I hate myself. I hate
my face. I hate my eye colour. I hate my yellow, dull spud skin. I hate my mind. I hate the way how my life is run. I hate my Asperger’s. I hate
my hair. I hate my stocky height. I hate being fat. I hate my diction and
accent. I hate my two origins (especially to my mow). I hate my surroundings.

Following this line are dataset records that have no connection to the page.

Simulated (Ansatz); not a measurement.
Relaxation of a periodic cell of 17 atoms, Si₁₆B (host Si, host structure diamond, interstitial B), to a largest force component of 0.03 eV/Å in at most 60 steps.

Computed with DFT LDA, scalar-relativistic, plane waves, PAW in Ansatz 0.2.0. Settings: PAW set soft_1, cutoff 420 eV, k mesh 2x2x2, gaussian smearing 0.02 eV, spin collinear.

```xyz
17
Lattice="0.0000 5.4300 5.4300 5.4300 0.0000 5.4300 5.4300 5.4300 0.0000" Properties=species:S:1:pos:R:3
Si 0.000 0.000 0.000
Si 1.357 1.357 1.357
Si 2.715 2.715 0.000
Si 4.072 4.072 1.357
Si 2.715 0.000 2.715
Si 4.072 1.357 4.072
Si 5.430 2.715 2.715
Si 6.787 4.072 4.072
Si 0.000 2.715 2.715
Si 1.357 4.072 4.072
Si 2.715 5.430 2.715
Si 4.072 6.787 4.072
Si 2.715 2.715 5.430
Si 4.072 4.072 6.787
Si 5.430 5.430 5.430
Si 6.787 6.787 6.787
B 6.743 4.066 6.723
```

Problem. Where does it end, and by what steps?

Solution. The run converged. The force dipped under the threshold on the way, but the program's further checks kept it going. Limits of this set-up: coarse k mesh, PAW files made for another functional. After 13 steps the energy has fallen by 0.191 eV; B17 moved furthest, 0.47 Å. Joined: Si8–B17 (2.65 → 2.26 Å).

I hate late bloomers who believe they are that great but they are not. I hate my
southeastern upbringing. I hate my limited space that my maternal member cramps
me in always. I hate always left alone whenever there is a social. I hate being quirky all the time because of my
fuc’n Aspies; that is why I can’t score chicks. I hate my generation of
degeneration that I am witnessing right now, wished I am in my age today in the
70’s, this generation shall be erased and unremembered. I hate my parents always favouring the late
bloomer than the historic statesman who is a proven ace. I hate when I did not have a sport to brag-- I
should have been enrolled to swimming and soccer when I was 4-5. I hate my
morbid self as a result of being spoiled. I hate my polluted earth. I hate when
I am destined to something I do not want, worse than a fixed marriage. I hate
being partner-less in a disco. I hate
when an estranged sibling claims credit on anything that you have and steals
your own attributes. I hate whenever I want something to tell, i could not easily express it due to fear of rejection.I hate being misinterpreted as a miscreant or event worse, a brigand. I hate myself being without a proper peer, a guide, or a motivator to keep me pumpin. I hate being pressured by a domineering mother who does not know the word "VOCATION", which changes roads all the time. I hate my own anhedonia, which i shall carry beyond years upcoming. I hate my euphoria, which leads to my anti-social self, and it kills me bad!!!! I hate being mocked all these years-- How i wished i can be Hitler to annihilate all my tormentors. I hate everything in short but most of all, I hate being born at this wrong time, wrong set, wrong hour,and anything wrong!!!!!